Dominic Savage delivers a noble if somewhat tepid character study of a desperate housewife in The Escape.
Tara (Gemma Arterton) is a married mother of two. She lives in the quiet, dull rabbit hutches of suburban London. It is a lonely existence, and despite her family, she is isolated. Her husband, Mark (Dominic Cooper), is the self-absorbed breadwinner, a man blind to his partner’s immeasurable unhappiness. For Tara, life is a cycle of monotonous routine, the school run, the weekly shop, meal preparation and laundry, punctuated by loveless, often quietly tearful sex. The suffocating grip of Tara’s existence slowly tightens with each passing day and the anxiety that her life may be slipping through her fingers grows.
We follow Tara over the course of several days, but what unfolds before us as the young mother contends with herself, is the product of years of mounting depression. Tara’s battle is a private one, derived from the fear of her husband, the weight of expectation and her hollow sense of self and lack of fulfilment, all compounded by Mark’s inability to understand her struggle.
What’s most interesting about The Escape is the line it takes. Savage, rather than peg the film as a woman’s desperate attempt to escape her terrible life, takes the time to explore the complexity behind it.
Fleeting moments underpin the importance of communication. And, whilst there is no excusing Mark, an emotionally abusive and manipulative man shaped by the traditional patriarchal model, Savage is deliberate in focusing on a relationship that suffers from a breakdown of communication from both parties, showing us how difficult and necessary it is to talk.
When Tara seeks solace from her mother only to be told that she is going through a phase, any glimmer of hope is quickly shut out. A breakfast argument is the final straw, and Tara hastily packs up and flees for Paris.
Developing the story over the course of a year with Arterton, Savage’s final script was a 30-page treatment that encouraged the actors to improvise their dialogue and explore narrative directions. This is felt throughout the film, and at its worst smears The Escape in a thin coat of contrived self-indulgence.
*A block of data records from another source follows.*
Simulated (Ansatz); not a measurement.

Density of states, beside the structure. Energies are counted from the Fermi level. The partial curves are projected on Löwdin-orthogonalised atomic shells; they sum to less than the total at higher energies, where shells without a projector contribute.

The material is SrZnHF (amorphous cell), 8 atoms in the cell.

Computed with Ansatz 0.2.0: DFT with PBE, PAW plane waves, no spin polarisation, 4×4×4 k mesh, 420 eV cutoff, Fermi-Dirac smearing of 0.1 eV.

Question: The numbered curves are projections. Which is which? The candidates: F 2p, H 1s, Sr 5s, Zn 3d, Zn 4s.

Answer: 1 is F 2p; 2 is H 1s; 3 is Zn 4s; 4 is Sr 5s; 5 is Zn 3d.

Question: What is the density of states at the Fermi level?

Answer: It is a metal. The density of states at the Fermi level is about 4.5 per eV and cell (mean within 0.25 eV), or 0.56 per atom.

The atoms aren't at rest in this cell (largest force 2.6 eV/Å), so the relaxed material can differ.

Arterton’s performance exists in the grey space that actors often find themselves when confronted with characters such as Tara. Does she play her with the pained restraint of a screen pro, or is it just a lot of wide-eyed, mournful looks? Perhaps, it is somewhere in the middle. A scene in which she loses her temper with her children before quickly being swallowed by the melange of fear and “oh my god, what have I done” holds a particular power, and is carried superbly by Arterton.
Everything works in The Escape, or more accurately, nothing doesn’t work. Savage has crafted something that comes together neatly with no jagged edges. Performances, for the most part, compliment script and style. The film is shot in tight medium close-ups, and the camera moves with fluidity. But it feels flat, and the subject appropriate dreariness extends beyond the situation and the character’s lives. Playing with improvisation means some scenes linger unnecessarily as a result of the process. And, from Tara’s arrival in France, everything quickly descends into predictability.
Still, Savage does well to capture in moments the weight of Tara’s emotional battle, her unhappiness, frustration, and her desperate attempts to carve out a piece of life for herself.